Two availability-based PPP concessions for the Milan Metro are nearing close on debt financings with tenors of up to 21 years. The financing for Line Five will feature a rare project bond tranche, made possible by new legislation and the deal's minimal exposure to construction risk.
Expo Milano, which the Municipality of Milan will host in May 2015, is leading to increased investment in transportation infrastructure that reduces congestion. The Tangenziale Est Esterna Milano toll road in the neighbouring Lombardy region is another project designed to deal with Expo-associated visitors.
With the Expo approaching, the sponsors of the Milan Metro Four and Milan Metro Five Extension PPPs faced a 31 December 2014 deadline to sign concession agreements. Both narrowly beat the deadline, and thus avoided losing substantial state grants.
Grantor as controlling shareholder
The €1.86 billion ($2.1 billion) Milan Metro Line Four PPP managed to sign concession documents - though these are dependent on the signing of a loan agreement - on 22 December, and financial close should take place this quarter. A group of banks will provide debt with a tenor of 20 years, though cash sweeps should lead to it being paid down 3.5 years before maturity.
Construction began in 2013, but is scheduled to last until 2022 – 24 years before the end of the line's design-build-finance-maintain-operate (DBFMO) concession. The 14.5km Line Four will be the first driver-less metro in Italy, and will use communication-based train control systems in its 47 vehicles.
The Municipality of Milan is project grantor and owns a controlling 66.6% stake in the project company. This dual role is rare in Italy, and made negotiations more complicated. The government had to approve every aspect of the concession, but has more than one decision-maker. One banker involved in the project described negotiations as “slow and fragmented.”
The municipality’s dual role involved complex new governance and accountancy principles, which could be seen as a pathfinder for Italy, noted Marco Cerritelli, partner at CBA Studio Legale e Tributario in Rome.

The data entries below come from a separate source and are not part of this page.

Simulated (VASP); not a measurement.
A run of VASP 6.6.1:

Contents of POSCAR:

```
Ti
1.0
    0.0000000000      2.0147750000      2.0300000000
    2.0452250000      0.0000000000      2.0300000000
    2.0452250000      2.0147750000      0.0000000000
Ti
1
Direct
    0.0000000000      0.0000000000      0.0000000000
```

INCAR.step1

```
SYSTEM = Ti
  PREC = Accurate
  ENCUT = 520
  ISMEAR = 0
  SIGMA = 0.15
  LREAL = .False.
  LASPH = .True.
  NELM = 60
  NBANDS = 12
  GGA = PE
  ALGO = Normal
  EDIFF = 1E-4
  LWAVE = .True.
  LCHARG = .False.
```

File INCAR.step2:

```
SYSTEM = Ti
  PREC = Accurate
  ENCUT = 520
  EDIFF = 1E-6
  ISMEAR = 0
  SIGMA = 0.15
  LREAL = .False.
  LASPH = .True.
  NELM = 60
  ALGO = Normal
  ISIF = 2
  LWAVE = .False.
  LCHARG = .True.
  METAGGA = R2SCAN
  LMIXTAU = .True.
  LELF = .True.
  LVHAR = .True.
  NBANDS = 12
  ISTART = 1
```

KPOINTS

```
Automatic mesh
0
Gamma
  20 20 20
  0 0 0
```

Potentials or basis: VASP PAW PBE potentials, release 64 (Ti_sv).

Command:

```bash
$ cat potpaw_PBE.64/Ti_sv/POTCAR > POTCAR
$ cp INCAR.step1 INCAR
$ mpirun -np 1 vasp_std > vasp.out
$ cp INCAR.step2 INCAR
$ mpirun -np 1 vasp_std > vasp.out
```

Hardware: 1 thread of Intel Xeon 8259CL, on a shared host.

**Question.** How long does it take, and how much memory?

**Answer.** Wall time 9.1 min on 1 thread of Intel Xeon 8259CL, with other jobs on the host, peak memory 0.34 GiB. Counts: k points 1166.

“Among the innovative governance tools introduced I would mention the mandato gestorio, considered positively for the bankability,” Cerritelli said. “This is a delegation of rights conferring to the private partners (contractors and minority shareholders of the concessionaire) power and authority to manage as reserved discretions certain matters connected with the relationship with the grantor.”
The Municipality of Milan is one of the most creditworthy authorities in Italy - almost as strong as the sovereign – and is providing €160 million of the concession's €240 million in equity. The private shareholders, which include Astaldi (9.67%) and Impregilo (9.67%), are contributing equity and a €126 million subordinated loan. State-owned Cassa Depositi e Prestiti (CDP) is lending €217.5 million, and raised the funding for this loan from the European Investment Bank.
BNP Paribas, Crédit Agricole and Natixis are lending €135 million, whilst Italy’s Banca IMI, UniCredit and MPS Capital Services are providing €82.5 million, which CDP is funding. The state has approved €871 million in upfront public grants.
Introducing an institutional tranche
Whilst the greenfield Metro Line Four obtained a lengthy tenor from banks, the Metro Line Five Extension PPP could feature a rare project bond for an Italian infrastructure asset. The debt for the Line Five Extension is expected to close later this month.
The sponsor group for the extension is the same that holds the concession for the first part of Line Five, whose financing closed in 2007. The December 2014 signing of the concession agreement triggered a merger of the project companies for the original 12.6km Line Five and the 6km extension.
Private controlling shareholders Astaldi, Ansaldo and Alstom should fully complete construction for the extension to Line Five by late 2015, minimising investors' exposure to construction risk. The existing line has proven traffic volumes, which makes a long-term bond refinancing for the line more palatable to institutional investors.
A group of nine banks had planned to meet the entirety of Line Five’s €600 million debt requirement – until a change in Italy’s capital markets laws in 2014 made a project bond tranche possible.
Corporate bond issues previously dominated the Italian bond market, because registering security was too complicated to make secured project bonds feasible. Now bonds are more transferrable because a security interest can be created at the outset in favour of a security trustee and held on behalf of all bondholders. The new laws also eliminated an issuer’s 2:1 debt-to-equity restriction.
Late in the second quarter of 2014, bookrunners Natixis and Banca IMI began marketing the listed bonds to institutions, and eight or nine expressed an interest.
A mix of domestic and European insurance companies is in place to fund on a €150 million listed project bond tranche:
- Aviva Investors
- La Banque postale
- Intesa San Paolo Vita
Although the bond tranche could have been larger, the nine commercial banks resisted their tranche being reduced below €450 million.
The bank debt pricing will start between 350bp and 400bp, and the fixed-rate bond tranche will have a spread of between 300bp and 350bp. The tranches are expected to have 21-year tenors. Sponsor equity should be around €150 million. The state and municipality have contributed about €800 million, most of which has been spent on the original Line Five and the extension.
Open to investors
Institutions looking for yield in 2015 may find more opportunities in Italian project bonds.
Antin Infrastructure’s solar photovoltaic (PV) portfolio refinancing in December 2014 featured the first project bond to close after the enactment of the 2014 legal reform. The previous project bond was a listed issue for the Andromeda solar PV financing, which closed in 2010 with enhancement from Italian export credit agency Sace.